Once upon a time, I was a college student in a fifteen passenger van traveling to I don’t remember where on some mission trip or conference or something. What I do remember is that another one of the passengers in that van was my boyfriend at the time.

And I remember (of all things!) some random joke of his to that fully loaded fifteen passenger van about me. And I quote:

“She toots when she sleeps.”

Hilarious, right? 

I’m not one bit scarred, friends, so don’t get worried. Everyone in the van would surely have known that the boyfriend in question would have had no idea whether or not I toot in my sleep. 

And just in case anyone outside of southern America needs translation? In this context, ‘toots’ is a polite way of saying she passes gas. That may have already been obvious, so let’s move on.

I’m sharing this example to make a quick point: when I talk in this post about “Negative Disclosure” that is NOT the type of negative disclosure I’m referring to.

You still with me? Good.

So. Our pastor and his wife were over for a visit the other evening and he said something very profound. So important that I think it could have downright changed the trajectory of our marriage:

“Negative disclosure leads to greater intimacy.”

I am not sure I’m quoting him perfectly (whereas I’m sure about the sleep and tooting thing.) However, I am sure I’ve got the gist of it here — and the idea is really the main thing I want to communicate.

I think one of the greatest tools the enemy of our souls has in his arsenal is the strategy of making us feel isolated. He whispers things like this:

You’re the only one struggling with this. You should be ashamed of yourself. If anyone else knew it would completely change what they think of you.

The choices you’ve made, the things you’ve struggled with are proof that you’re worthless in the kingdom of God.

What happened to you was really your fault and it’s proof that you’re worthless.

God could never use you to build His kingdom. He only uses people who have it all together.

When we bring these thoughts into the Light, we see how ridiculous they are, right? Yet somehow, while they’re in that fuzzy realm of unspoken stuff we’re trying to stuff down deep, they still have power. 

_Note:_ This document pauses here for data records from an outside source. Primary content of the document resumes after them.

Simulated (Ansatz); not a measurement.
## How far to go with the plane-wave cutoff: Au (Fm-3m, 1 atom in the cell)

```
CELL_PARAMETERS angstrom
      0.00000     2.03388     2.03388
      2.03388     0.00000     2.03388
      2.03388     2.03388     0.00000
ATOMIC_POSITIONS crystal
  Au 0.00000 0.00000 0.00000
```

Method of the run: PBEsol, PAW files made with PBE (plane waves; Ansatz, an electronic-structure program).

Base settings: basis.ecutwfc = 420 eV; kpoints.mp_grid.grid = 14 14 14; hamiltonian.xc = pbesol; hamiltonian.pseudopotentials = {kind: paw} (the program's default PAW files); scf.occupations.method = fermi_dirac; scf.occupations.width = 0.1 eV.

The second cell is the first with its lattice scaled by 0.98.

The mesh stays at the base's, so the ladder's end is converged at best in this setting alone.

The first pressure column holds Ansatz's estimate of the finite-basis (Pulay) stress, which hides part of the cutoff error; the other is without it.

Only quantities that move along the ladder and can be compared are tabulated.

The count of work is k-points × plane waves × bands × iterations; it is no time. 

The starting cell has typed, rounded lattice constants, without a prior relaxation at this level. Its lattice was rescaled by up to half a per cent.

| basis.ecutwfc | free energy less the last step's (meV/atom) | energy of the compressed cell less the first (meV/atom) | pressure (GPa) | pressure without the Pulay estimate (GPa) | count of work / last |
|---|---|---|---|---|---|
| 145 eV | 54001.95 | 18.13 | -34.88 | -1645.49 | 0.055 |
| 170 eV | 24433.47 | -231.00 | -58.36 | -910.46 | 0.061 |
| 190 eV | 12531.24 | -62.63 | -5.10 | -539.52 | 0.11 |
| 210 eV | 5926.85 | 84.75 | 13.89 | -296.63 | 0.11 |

In the Light, the deep and real Truth of God, we know that we ALL sin. We all fall short of the glory of God. 

We also know for certain that God delights in using the most broken people for His glory.

David, the king caught in adultery, which he tried to resolve with arranged murder? He wrote so many of the Psalms that connect our hearts to God’s heart — and have been connecting hearts to God’s for a couple thousand years.

Moses murdered an Egyptian who was mistreating an Israelite and then ran off into the wilderness… and God delighted in using him, flawed and broken as he was, to deliver the people of Israel.

Abraham lied about Sarah being his wife. Jacob tricked Isaac to get Esau’s blessing. 

The list goes on but you get the idea — God is in the business of helping broken people do beautiful things for His glory. Therefore: you are not disqualified.

So what about this negative disclosure thing?

Those words breathed life into Mark’s heart, and mine. He chose to be honest about things he was struggling with and I had the privilege of listening and rejoicing with him at our good God — faithfully working to deliver us. I got to be honest about things that were bothering me that seemed big — but when I brought them into the light, they became minuscule and lost their lie-whispering power.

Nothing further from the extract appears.